Vanguard said Friday that it has completed the six-month transition to FTSE and CRSP benchmarks for 22 index funds with some $650 billion in assets, including the $70 billion Vanguard Emerging Markets Stock Index Fund (VEIEX) and ETF (VWO), which previously tracked the MSCI Emerging Markets Index.
The fund giant “expects the transitions will result in lower expense ratios over time, providing significant value to index fund and ETF shareholders,” it explained in a statement. “In an environment in which index-licensing fees, in general, have represented a growing portion of the expenses that investors pay to own index funds and ETFs, Vanguard entered into long-term agreements with FTSE and CRSP that will provide cost certainty going forward.”

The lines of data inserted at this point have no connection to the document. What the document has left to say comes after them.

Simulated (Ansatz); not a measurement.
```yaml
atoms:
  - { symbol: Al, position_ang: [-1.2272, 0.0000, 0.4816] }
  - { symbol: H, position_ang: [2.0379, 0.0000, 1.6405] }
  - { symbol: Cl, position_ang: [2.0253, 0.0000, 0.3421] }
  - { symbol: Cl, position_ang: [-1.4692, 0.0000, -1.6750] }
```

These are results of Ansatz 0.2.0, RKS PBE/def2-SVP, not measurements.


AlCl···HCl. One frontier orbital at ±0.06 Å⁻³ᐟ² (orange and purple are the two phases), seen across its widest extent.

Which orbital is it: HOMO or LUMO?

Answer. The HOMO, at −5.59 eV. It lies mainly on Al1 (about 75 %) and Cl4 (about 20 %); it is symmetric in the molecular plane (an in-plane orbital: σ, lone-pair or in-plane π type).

The new tracking indexes were developed by FTSE and the University of Chicago’s Center for Research in Security Prices (CRSP).
According to Vanguard Chief Investment Officer Tim Buckley (left), the new benchmarks were picked last year because of their “cost, cost certainty, construction and coverage.”
“From a construction standpoint, the indexes from FTSE and CRSP meet Vanguard’s ‘best practice’ standards for market benchmarks,” he explained on Vanguard’s website Thursday.
“These indexes incorporate full-float adjustment to reflect only those shares that are available and freely traded on the open market, providing a more accurate reflection of market movements,” Buckley said. “They buffer stock movement between market-capitalization segments, helping to reduce index turnover. They also incorporate multiple criteria to identify growth versus value. And they engage in gradual, orderly rebalancing to reflect market changes.”
Vanguard CIO says that before the index switch, the fund giant used FTSE benchmarks for more than 20 index products with roughly $26 billion in assets. (FTSE has more than $3 trillion of assets benchmarked to its indexes worldwide.)
“With regard to CRSP, we’re impressed by the quality and depth of its staff, as well as their experience,” Buckley said. “The research organization pioneered the development of U.S. stock market data in 1960 that are widely used in academic and investment research.”
In other news, Vanguard says it has reassigned portfolio management responsibilities for five tax-exempt funds, four of which were managed by Michael Kobs, who has left the firm.
The portfolio manager for the $38.6 billion Vanguard Intermediate-Term Tax-Exempt Fund and the municipal bond portion of Vanguard Tax-Managed Balanced Fund is James D’Arcy.
Mathew M. Kiselak and Adam M. Ferguson are now co-managers of the $3.4 billion Vanguard New York Long-Term Tax-Exempt Fund, with Kiselak also taking responsibility for the $2.1 billion Vanguard New Jersey Long-Term Tax-Exempt Fund.
In addition, Ferguson is a new co-manager of the $7.2 billion Vanguard California Intermediate-Term Tax-Exempt Fund, along with D’Arcy, who had been the fund’s sole manager.